It seems to me that one can answer this from classical electromagnetism, where all the requirements of relativity, including retarded potentials, are respected. In this case one finds that there is a precession of the axes of a quasi-elliptical orbit in a $1/r$ potential, but this is associated with velocity and is given (angle change per orbit) by
$$
\delta \phi = \frac{\pi \alpha^2}{L^2 c^2}
$$
where the force is ${\bf f} = - \alpha \hat{\bf r}/r^2$ and $L$ is the angular momentum,
and the formula applies in the case $L \gg \alpha/c$.
This precession is about 6 times smaller than the one predicted by General Relativity for gravitating masses.

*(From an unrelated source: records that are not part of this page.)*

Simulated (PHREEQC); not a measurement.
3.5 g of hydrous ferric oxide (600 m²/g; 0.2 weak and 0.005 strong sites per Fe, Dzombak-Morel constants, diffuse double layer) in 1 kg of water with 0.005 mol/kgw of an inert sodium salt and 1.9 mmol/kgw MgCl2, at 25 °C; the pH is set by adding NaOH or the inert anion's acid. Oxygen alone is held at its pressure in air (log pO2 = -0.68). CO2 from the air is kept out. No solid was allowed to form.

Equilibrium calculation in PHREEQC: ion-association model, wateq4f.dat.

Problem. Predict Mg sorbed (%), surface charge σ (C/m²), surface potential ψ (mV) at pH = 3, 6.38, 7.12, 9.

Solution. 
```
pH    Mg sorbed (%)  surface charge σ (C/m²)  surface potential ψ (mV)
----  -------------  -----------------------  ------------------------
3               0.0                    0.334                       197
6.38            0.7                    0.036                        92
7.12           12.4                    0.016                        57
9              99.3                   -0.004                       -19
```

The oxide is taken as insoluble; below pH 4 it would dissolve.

In this result one assumes the central mass is large and not moving, and one simply assumes the $1/r^2$ force without calculating potentials etc. But a full calculation of Coulomb interaction, including retarded potentials, does indeed give a $1/r^2$ force in the case of charges at rest, so we can apply the above result in the limit $v/c \rightarrow 0$. That means the minimum radius of the orbit should be large. This precession effect is not, I would say, particularly to do with the concept of retardation in the potential. It is related to the fact that the momentum is not proportional to velocity. Almost any change away from the Newtonian case with $1/r$ potential will lead to precession, because in the Newtonian case the absence of precession relies on a (mathematical) symmetry which will no longer hold if one changes the dynamical equation.
(Of course precession effects in the solar system are dominated by other things, especially the effect of Jupiter).